But this is all I've got. I can't give any more than these three events. Sorry, the actual mothering of the children is more important than showing you how I'm mothering these children.

I don't want input from people who did such a rotten job these children were taken into care by the state. I don't want to assuage the feelings of messed up people who will only ever have unhealthy, high-drama relationships their whole lives.

The key issue here is that I regularly send pictures, along with cute notes about what was going on, to Grandma and Aunt. And they have told others that they get these pictures. So then Grandpa and Ex-Step-Grandpa have started asking why they can't have pictures, too.

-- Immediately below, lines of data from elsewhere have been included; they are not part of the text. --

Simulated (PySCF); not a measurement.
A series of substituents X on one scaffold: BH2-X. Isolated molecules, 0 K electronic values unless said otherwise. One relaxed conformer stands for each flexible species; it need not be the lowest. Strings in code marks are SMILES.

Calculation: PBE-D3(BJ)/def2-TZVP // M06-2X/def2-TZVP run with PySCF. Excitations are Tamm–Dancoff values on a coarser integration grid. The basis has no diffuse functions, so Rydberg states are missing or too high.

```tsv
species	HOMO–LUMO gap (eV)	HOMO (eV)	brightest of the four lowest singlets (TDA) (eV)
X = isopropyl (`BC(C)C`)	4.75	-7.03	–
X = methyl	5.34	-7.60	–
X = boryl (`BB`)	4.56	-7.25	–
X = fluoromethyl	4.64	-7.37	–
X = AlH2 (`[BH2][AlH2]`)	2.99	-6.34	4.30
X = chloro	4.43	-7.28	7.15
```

And I don't have a good answer for them. It's stupidly easy to click on their names when sharing pictures and sometimes I do. But I don't want to.

Because...? Because...? It's so hard to put into words. I guess it's just because I don't want to let them in. Or rather, I don't want them to start thinking they're in.

I don't want to open a door where next they'll be asking to attend more than just birthdays. I don't want to manage and haul around even five extra people at every event in the girls' lives. Because these people are So. Much. Work.

They can't use GPS; their car dies; they don't know how to act in public; they need a smoke; they lost their phone; they didn't have cash for the park entrance fee, etc. etc. etc.

In a perfect world I've have the energy for everyone. But I don't. I have five kids and a husband. Just getting dinner on the table most nights is all I really need to be focusing on. Again, the actual mothering of these children, plus three others, must take precedence over arranging playdates in a park with adults who can't stay married, keep kids safe, or even hold down minimum wage jobs.

Yes, I'm judgy. But I have good reason. I'm the one helping a little girl unravel the trauma inflicted upon her while in the care of some of these people (because it wasn't just the bio parents caring for them 24/7. Heck, bio dad was in jail for most of their lives.)

But I suppose I do owe them an explanation. Theo and I should try to have an honest conversation where we thoughtfully and kindly commit to what we will do, while honestly conveying what we won't do. We should be the mature grown-ups and model this. I think we will...eventually.

But maybe after the adoption is finalized? I kinda want the authority to say--this is our family's plan because this is what we believe is in the girls' best interests. Our decision is final.

I value the help they'll be to the girls eventually. I do not have the energy to manage their crises right now. Can't everyone just understand that?!?